Recipe by Peggy Lynn
This was posted in The Houston Chronicle today. A decadent ooey gooey alternative to pumpkin pie without a lot work. Hope you enjoy!
Top Review by SibeTracker
I have been meaning to rate this ever since I tried it - shortly after Peggy Lynn posted it. "Ditto" to everything Susie said and THEN some. I think I've made it 4 times now - not just for us, but also to welcome some new neighbors. They said they would have moved here sooner if they had known about the Pumpkin Praline Cake. :) So full-bodied, so rich, and different textures to enjoy. It does not taste like a mix is used at all. Reminiscent of sticky buns, pecan pie, and pumpkin pie - all enjoyed at once. Thank you, Peggy!!!
For the Filling
- 1⁄2 cup chopped pecans
- 1⁄3 cup dark brown sugar
- 1⁄3 cup softened butter
For The Cake
- 1 (18 ounce) box yellow cake mix
- 1 cup pumpkin
- 1⁄2 cup oil
- 3⁄4 cup light brown sugar
- 1⁄4 cup water
- 2 teaspoons pumpkin pie spice
- 4 eggs
Directions See How It's Made
- Mix the filling ingredients together and chill.
- Preheat the oven to 350 degrees.
- Grease and flour a Bundt pan.
- Beat the cake ingredients together for four minutes.

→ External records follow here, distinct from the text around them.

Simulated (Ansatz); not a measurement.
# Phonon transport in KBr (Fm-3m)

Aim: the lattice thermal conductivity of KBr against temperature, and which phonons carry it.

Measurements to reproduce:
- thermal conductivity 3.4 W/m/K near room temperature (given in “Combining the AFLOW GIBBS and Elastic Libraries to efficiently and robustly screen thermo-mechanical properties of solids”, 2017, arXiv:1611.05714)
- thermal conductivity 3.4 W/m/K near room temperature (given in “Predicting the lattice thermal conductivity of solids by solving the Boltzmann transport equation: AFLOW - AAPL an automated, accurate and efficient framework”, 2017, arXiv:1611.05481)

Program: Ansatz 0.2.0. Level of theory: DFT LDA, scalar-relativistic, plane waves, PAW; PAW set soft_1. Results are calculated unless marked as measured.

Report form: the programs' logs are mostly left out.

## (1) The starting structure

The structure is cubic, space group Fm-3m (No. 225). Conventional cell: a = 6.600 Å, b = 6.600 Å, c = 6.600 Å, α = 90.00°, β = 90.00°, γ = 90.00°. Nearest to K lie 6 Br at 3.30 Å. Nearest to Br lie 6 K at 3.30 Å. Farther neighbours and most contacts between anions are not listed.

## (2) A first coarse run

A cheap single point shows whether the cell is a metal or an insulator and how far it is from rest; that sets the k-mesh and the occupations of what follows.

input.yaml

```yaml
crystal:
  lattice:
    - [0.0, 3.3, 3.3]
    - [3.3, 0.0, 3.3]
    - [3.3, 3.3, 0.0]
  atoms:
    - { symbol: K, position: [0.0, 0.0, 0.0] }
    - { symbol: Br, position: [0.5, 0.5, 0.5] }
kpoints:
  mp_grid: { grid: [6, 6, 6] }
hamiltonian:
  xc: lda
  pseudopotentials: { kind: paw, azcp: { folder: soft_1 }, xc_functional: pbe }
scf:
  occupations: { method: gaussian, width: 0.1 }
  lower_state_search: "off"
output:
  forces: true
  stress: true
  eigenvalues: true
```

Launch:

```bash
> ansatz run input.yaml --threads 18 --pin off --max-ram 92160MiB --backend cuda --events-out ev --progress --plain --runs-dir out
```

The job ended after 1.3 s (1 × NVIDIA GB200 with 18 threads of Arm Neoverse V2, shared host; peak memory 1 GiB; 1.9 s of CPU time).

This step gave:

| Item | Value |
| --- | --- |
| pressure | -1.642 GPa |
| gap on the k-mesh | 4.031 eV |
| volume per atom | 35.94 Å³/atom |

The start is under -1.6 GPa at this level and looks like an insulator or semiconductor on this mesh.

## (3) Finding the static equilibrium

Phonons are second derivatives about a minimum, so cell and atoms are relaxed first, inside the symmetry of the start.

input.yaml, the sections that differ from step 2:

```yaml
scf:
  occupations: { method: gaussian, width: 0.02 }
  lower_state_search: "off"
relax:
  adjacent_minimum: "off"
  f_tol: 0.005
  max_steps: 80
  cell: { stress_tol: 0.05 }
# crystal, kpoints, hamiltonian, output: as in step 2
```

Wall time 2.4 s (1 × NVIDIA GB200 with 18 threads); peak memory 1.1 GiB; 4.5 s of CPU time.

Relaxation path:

- Pour half of the batter into the pan.
- Roll the chilled filling into a log and place it over the batter, being careful not to let it touch the sides of the pan.
- Cover with the remaining batter.
- Bake for one hour.
- Let the cake cool for 45 minutes to an hour in the pan before inverting it onto a plate.*please note that the time necessary to chill the filling is not included in the prep time*.